And then there was Gemma. She knew she was a goner the moment Jax found out that she’d killed Tara. It’s why she left her luggage and car behind when she took a trip with the truck driver played by Michael Chiklis (Sutter had to work in one last Shield cameo). She wasn’t running from Jax. She just wanted to say goodbye to her father (Hal Holbrook) one last time, to see the home she grew up in, and die in her rose garden.
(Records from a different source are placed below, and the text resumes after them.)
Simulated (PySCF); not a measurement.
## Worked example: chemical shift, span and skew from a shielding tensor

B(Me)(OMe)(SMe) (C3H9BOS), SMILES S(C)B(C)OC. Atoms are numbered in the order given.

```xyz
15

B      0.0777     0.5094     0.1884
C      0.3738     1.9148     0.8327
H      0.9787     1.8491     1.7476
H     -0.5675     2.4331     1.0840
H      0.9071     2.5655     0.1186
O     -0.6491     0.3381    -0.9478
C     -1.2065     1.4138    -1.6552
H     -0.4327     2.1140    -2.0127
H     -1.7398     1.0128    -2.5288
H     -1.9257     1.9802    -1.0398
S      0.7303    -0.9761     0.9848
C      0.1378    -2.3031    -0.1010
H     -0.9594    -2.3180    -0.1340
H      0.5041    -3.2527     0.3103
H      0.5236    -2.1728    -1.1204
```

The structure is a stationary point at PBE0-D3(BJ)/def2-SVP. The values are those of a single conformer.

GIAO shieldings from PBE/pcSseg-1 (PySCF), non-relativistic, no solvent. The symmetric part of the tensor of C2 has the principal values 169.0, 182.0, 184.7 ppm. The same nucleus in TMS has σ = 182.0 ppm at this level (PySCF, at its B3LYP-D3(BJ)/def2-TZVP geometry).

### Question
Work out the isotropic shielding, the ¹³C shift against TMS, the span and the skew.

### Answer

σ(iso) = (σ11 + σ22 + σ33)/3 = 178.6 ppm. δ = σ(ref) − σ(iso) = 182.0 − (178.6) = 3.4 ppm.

But here’s the thing: Gemma didn’t deserve to die the way she wanted to die. But true to the spirit of Jax and Gemma’s relationship, Gemma dictated even her own demise. She was allowed to say her goodbyes. She was allowed to pick her own location. She even manipulated a reluctant Jax into shooting her. “It’s just who we are,” she told Jax.

R.I.P. Gemma.

I felt the way I think Jax must have felt after killing his own mother: A little sad, a little empty, and incredibly tired (it was midnight, after all, by that point).

In fact, I think I might have been happier if that’s where the series had ended. If Sutter gave us the unambiguous version of the Sopranos-style ending, with Jax pointing the gun at the back of her skull, and Gemma saying, “It’s just who we are.” Fade to black. Gunshot rings out. Sons of Anarchy logo. End credits.

I feel like anything that comes after Gemma’s death is beside the point. The musical montage that ended the episode with SAMCRO gunning down a bunch of people to set up next week’s episode and Jax f**king Wendy felt … wrong. So, so wrong. Tacked on. Like watching Brad Pitt’s character in Seven going home to have sex with someone else after seeing what was in the box. The Big Bad is dead. The woman who drove this entire series through lies and emotional manipulations is garden food, and what happens to Jax and SAMCRO and the Irish and the turf wars is … an afterthought. It’s an epilogue, not another two-hour episode.